A combination of stubbornness and patience paid off handsomely for Brad Keselowski on Sunday at Darlington Raceway, where the driver of the No. 6 Roush Fenway Keselowski Racing Ford ended a 110-race winless streak with victory in the Goodyear 400.

Keselowski’s triumph, which came at the expense of hard-luck teammate Chris Buescher and pole winner Tyler Reddick, gave the Ford Dark Horse Mustang its first NASCAR Cup Series victory this season in 13 races and led to a heated exchange between Beuscher and Reddick on pit road after the fact.

It was also Keselowski’s first win as a principal in RFK Racing, his second at Darlington and the 36th of his career.

“What a heck of a day,” exulted Keselowski, who finished 1.214 seconds ahead of runner-up Ty Gibbs. “It’s Darlington, so whether it’s your first win, your last win, this is a really special track. The history of NASCAR, it’s as tough as it gets, and that battle at the end with my teammate and Tyler Reddick, we just laid it all out on the line, it was freaking awesome.

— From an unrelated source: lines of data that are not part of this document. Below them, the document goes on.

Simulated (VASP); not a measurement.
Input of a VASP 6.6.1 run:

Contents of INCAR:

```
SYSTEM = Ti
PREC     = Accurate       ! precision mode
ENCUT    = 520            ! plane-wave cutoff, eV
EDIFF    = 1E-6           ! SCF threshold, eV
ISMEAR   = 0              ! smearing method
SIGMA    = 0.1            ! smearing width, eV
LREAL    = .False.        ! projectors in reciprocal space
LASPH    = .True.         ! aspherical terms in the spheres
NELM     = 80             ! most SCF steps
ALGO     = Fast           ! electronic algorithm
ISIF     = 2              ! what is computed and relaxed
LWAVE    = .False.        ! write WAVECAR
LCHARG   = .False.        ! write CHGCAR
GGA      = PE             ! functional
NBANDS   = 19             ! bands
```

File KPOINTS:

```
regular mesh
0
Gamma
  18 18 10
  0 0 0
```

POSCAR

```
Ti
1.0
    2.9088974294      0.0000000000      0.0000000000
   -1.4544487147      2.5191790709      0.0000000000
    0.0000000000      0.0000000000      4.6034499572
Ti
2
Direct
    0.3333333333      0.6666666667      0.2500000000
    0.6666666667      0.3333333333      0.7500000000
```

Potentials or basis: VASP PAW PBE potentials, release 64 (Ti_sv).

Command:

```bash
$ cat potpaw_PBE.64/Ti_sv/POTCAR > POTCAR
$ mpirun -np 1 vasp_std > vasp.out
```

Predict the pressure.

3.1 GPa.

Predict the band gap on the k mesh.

“I thought it couldn’t get much better than Kansas. It did today. That was awesome. I’m so glad you guys got to see that (addressed to the fans). That was incredible. Thanks for being here.”

Keselowski was stubborn in the way he raced Reddick after the final restart on Lap 261 of 293, aggressively staying beside the No. 45 Toyota and running him up the track in Turn 3.

For four straight laps, Keselowski and Reddick battled side-by-side, allowing Buescher to slip past into the lead at the start/finish line on Lap 264. Reddick cleared Keselowski shortly thereafter and took off in pursuit of Buescher.

That’s when Keselowski exercised patience as stayed within striking distance, waiting for the drama that unfolded ahead of him.

On Lap 284, Reddick’s ill-timed bid for the lead went awry, and his No. 45 Camry slid up the track into Buescher’s Ford, pinning it against the outside wall in Turn 4. Both cars were damaged and unable to maintain pace, and Keselowski charged into the lead on Lap 285.

Buescher, still smarting from last week’s loss to Kyle Larson at Kansas in the closest finish in Cup Series history (0.001 seconds), confronted Reddick on pit road after the drivers climbed from their cars.

“We got wrecked,” Buescher said later. “That one’s clear as day. Don’t need any cameras to tell us. I don’t know what to say. We’ve raced really clean through the years, tried to be really respectful about it, and we get used up.

“It (Reddick’s move) is just something that you know is not going to work. I’m just really pissed off about it right now. We certainly had a chance to win another one. I’m proud to have that speed. Just huge congratulations to Brad and the 6 bunch on their win. That’s awesome, but I wanted it for our group right here.”

Reddick took responsibility for the incident and punctuated his conversation with Buescher with the words “I know. I (screwed) up—I’m sorry.”

Reddick elaborated after he and Buescher separated.

“I completely understand where he is coming from,” Reddick said. “He was running the top, running his own race, running his own line to keep me at bay. I made a really aggressive move and was hoping I was going to clear him. When I realized I wasn’t going to, I tried to check up to not slide up into him, but, yeah, I wish I wouldn’t have done that.

“I completely understand why he is that mad. He did nothing wrong. Just trying to win the race, and to take myself out—that’s one thing—I can live with that, but just disappointed it played out the way that it did, and I took him out of the race as well.”

All but lost in the late-race drama was Gibbs’ career-best second-place finish. The driver of the No. 54 Joe Gibbs Racing Toyota also finished second in Stage 1 and third in Stage 2 behind respective stage winners Kyle Larson and Reddick.

Josh Berry finished third in his No. 4 Stewart-Haas Racing Ford, followed by Denny Hamlin and Chase Briscoe. William Byron, Bubba Wallace, Alex Bowman, Justin Haley and Michael McDowell completed the top 10.

Hamlin led one lap during a cycle of green-flag pit stops in the final stage, extending his streak of consecutive races with at least one lap led to 17.

Larson (34th on Sunday after a late-race crash) leads the series standings by 30 points over Martin Truex Jr., who finished 25th after suffering alternator issues.